January 2330, 1997
20 questions
By Interview by a.d. amorosi
Background
The California-born, 33-year-old, Italian-Catholic Frank Ferrante is currently directing and starring in Neil Simon's raucous and thoughtful Laughter on the 23rd Floor. Simon's acerbic banter is no stranger to veteran Ferrante. He's starred in countless runs of the Simon classics The Odd Couple and The Sunshine Boys. To get to the true root of Ferrante's comic stylings, you have to travel back to Neil Simon's acknowledged mentor, playwright George S. Kaufman and his most celebrated friend/conspirator Groucho Marx.
While Ferrante fiercely prepares a one-man show about Kaufman (slated for the Walnut for next year), he can be seen for one night only on Monday, Jan. 27 at the Walnut Street Theatre in An Evening With Groucho. Following Ferrante's 1993 Groucho-excursion, Groucho: A Life in Revue, the young actor impeccably captures the mania and mayhem that is Groucho.
How was your youth a breeding ground for comic acting?
I was taught by nuns, so anything irreverent affected me. I lived vicariously through performers like Marx and W.C. Fields. Imagine treating nuns the way Groucho treated Margaret Dumont!
You finished performing The Cocoanuts off-Broadway mere days before you started Laughter. Any decompression?
And I got married at that time as well. I like the rush of jumping from one great comic role to the next. With Cocoanuts, there's stuff like tango dancing and tons of nonsensical material. With Laughter it's tough because the material's more emotional.
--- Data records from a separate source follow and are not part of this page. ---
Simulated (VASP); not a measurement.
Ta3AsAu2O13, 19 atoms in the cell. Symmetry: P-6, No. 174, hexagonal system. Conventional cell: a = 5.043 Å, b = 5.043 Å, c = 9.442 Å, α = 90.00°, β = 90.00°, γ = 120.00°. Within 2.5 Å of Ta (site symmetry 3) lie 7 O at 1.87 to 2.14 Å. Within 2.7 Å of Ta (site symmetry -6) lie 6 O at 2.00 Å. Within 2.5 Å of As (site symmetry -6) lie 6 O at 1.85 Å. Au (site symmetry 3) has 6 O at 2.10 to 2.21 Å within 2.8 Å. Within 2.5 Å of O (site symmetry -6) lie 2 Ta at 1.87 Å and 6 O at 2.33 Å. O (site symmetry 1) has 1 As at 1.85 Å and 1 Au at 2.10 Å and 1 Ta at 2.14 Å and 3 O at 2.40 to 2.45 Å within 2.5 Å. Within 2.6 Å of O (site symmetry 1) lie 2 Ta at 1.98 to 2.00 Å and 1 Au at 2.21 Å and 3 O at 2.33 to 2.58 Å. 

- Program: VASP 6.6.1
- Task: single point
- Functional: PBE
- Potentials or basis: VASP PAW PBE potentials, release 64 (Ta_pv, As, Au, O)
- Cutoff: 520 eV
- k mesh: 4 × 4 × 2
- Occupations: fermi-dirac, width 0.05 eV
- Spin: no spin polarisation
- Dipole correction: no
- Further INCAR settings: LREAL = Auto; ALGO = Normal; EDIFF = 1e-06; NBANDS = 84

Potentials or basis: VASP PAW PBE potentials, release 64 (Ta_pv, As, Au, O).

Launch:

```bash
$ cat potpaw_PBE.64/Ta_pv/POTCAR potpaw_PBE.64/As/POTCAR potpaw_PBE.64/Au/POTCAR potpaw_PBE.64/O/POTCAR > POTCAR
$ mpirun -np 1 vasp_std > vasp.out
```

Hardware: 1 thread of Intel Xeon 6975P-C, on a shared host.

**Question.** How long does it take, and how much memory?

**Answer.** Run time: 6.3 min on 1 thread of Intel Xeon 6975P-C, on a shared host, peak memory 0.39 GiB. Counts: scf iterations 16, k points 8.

Would you agree that this play shows the first steps of television's de-intellectualization in terms of Sid Caesar's Your Show of Shows as well as being a metaphor for the advent of censorship and corporate glad-handing?
These were brilliant comic minds parodying culture, ballet, opera, foreign films. Who did that in 1950? Caesar's wife would take him out and he'd get ideas for take-offs. At the time though, it was the educated and the monied who had TV. But as their market got bigger, the material got less specific, less smart that's what Laughter deals with. As for the censorship, that's what drove Caesar mad and finally down.
You've read Simon's autobiographical book Rewrites. Did that give you any insight into Laughter or his take on Caesar?
The book showed much of Simon's soft introspective side which helped me bring the heart out in Laughter. His take the dark, flipside of clowns like Groucho and Caesar gave it depth. Actually, Caesar's book Where Have I Been? helped me even more. It showed the guilt he never lived down from making more money in one week than his father would in one year. When the network tried to strip him of his creativity, guilt and fear multiplied. But Caesar and his writers still were, according to comedy writer Larry Gelbart, "the Yankees of Comedy."
Laughter seems like a bit of a bastard child not always a laugh riot and there were big holes where the audience seemed lost as how to react.
I love that weirdness, that real raw pathos. It gets a lot of laughs but there's some meat. It's about vulnerability, emotion, the raw genius it takes to make people laugh. Simon's stuff is very technical economy of movement, focus, timing. The actors have to know how to play comedy, hold for a laugh, be unselfish. Simon's very tight like a frozen picture. What's worse is that we had nine days to rehearse and create a world. That's a parallel situation to what Caesar and his writers had to do: create a world in five days.
How do you compare Simon's spitfiring to guys like Kaufman who wrote for the Marxes?
Simon admits he's influenced completely by Kaufman and Moss Hart; that well-turned, rat-tat-tat witty banter. Groucho called Kaufman "the architect of the theater for the first half of the century." Like Simon, they'd have four shows running on Broadway at once.
And what about Groucho? You've made a career out of becoming the man.
I think I'm trying to get in touch with the genius. Here's a man that's been dead since '77 who did his finest work 70 years ago and people still relate to because of his irreverence. He did and said things we've always wanted to. He was like a child who did what he wanted when he wanted the original "politically incorrect." Yet his personality was complicated by self-loathing that he brought to his work. With this show, I'm essaying his zenith his time with his brothers, Duck Soup, one-liners. I ad lib as Groucho would, I do his songs. This is the show I did at USC [University of Southern California] in 1985 that his son Arthur Marx saw and took me under his wing as a result. Getting into this character is like a skin for me. I'm not even conscious of it I've "done" him in varying stages of his life and shows well over 1,500 times. I've tapped into his soul. I've done so much research, become friends with his family, his son and daughter were at my wedding and spoke. George Kaufman's daughter was there too [she's helping him with his script on her father]. It's freakish really. I'm absolutely fascinated by what makes people like Kaufman and Groucho tick. What's the other side? Why does someone need to make millions of people laugh?
Did you ever get to meet Groucho?
When I was 13 I made my father take me to a public book signing and chat with Groucho. He could've been my grandfather. It was obvious that he was not long for this world. People, though mesmerized, seemed off-put by his fragility. Someone cruelly approached Groucho and asked him "Are you making anymore movies?" Groucho said softly, "No. I'm just answering stupid questions." The whole audience sighed. The body's not here for long but the mind is still with us.